Thursday, January 7, 2010
Seppuku Challenge at Buffalo Cantina completed! Why did I do it? A letter from the editor
Dear Good Hurts readers,
I'm not one to try to talk down to an audience, and I'm not one to try to use a hot sauce review blog to lay out intertextual puzzles and connect-the-dots meaning(s) between images and representations of peppers and what it says about life and the universe as we know it.
I will, however, say that the picture I used for an editor photo here does look an awful lot like a complex labyrinth and is fitting for my experience on the night of January 2nd. That's the night I went to Buffalo Cantina in Williamsburg, Brooklyn and completed the Seppeku challenge.
The serrano peppers, fresh habaneros, and pour after pour of fine-ground red pepper is negligible in the face of a (not so) healthy capfull of habanero extract. Think about how delicious vanilla extract smells, but how awful it tastes. Pepper extract is used in commercial pepper sprays and even mace of bear spray. The stuff isn't really meant for consumption.
With a group of 6 friends cheering me on and dozens more concerned back in Iowa, I tore into the toughest physical challenge of my life. 12 wings drenched in killer Seppeku sauce, needing to be completed in 3 mere minutes. After 4 wings I couldn't taste anything. After 7 I couldn't swallow. With tears in my eyes and a burning charred throat, I powered down the final three wings in the last 30 seconds and tipped my chair over in victory. The thrill was short lived, however, as I downed half a gallon of milk and cup after cup of water (note to spice novices: never drink water to relieve pepper pain. It just pushes the spice further across your tongue and offers temporary relief. It's like struggling in quicksand). What followed was a ringing in my ears and horrible agony just beyond the layer of skin I call my face while an uncomfortable silence fell over the restaurant.

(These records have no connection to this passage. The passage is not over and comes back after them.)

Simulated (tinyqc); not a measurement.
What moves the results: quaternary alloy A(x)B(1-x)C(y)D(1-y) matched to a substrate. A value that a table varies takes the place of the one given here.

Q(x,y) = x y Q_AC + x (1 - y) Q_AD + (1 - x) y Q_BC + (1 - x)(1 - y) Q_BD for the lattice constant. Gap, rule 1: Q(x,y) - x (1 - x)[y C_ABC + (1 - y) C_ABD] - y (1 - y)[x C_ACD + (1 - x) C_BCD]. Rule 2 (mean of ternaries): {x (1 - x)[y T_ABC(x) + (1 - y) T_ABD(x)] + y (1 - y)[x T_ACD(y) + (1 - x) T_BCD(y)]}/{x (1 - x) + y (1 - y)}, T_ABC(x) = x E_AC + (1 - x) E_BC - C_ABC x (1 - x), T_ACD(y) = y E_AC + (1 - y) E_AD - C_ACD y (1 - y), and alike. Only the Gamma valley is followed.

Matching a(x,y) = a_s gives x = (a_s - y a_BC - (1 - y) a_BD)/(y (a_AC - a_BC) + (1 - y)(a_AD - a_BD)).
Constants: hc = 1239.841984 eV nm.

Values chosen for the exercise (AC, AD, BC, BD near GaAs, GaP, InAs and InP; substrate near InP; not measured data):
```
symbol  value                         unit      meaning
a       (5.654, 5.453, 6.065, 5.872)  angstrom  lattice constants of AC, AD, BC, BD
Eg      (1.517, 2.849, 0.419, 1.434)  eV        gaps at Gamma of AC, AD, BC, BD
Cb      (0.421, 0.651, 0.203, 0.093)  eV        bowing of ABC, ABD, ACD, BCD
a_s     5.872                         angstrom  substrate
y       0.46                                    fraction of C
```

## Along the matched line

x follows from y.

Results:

The stomach ache afterwards was the worst, though, and for a few minutes I wondered if I would ever really feel OK again. It was a like I had a brick covered in glass dust wedged between my sternum and intestines, simultaneously cutting my innards and blocking the ensuing flow of blood. I never vomited, but I did sleep from 1 to 5 AM, intermittently waking to go into the bathroom in brutal stomach pain. At 5, I realized I wasn't going back to sleep. I had a plane to catch home and needed to be up at 6. But as I watched the sun rise over the small buildings in Bay Ridge, Brooklyn and cut ashen lines from the cables of the Verrizano Bridge, I came as close to a reconciliation with mortality as I think I can ever come.
I did the challenge because I wanted to realize my mortal boundaries as best I can in this lifetime. I'm not in good shape, and training for an athletic contest and succeeding might take me a long, long time. But I have a high threshold for pain, and I really pushed it. I would say that completing spicy food eating challenges is fanfare for the average person looking for a rock-star rush: a restaurant cheering you on, an endorphin rush to succeed, and a brutal capsicum-induced crash. That'd be the rock star OD'ing after their big show.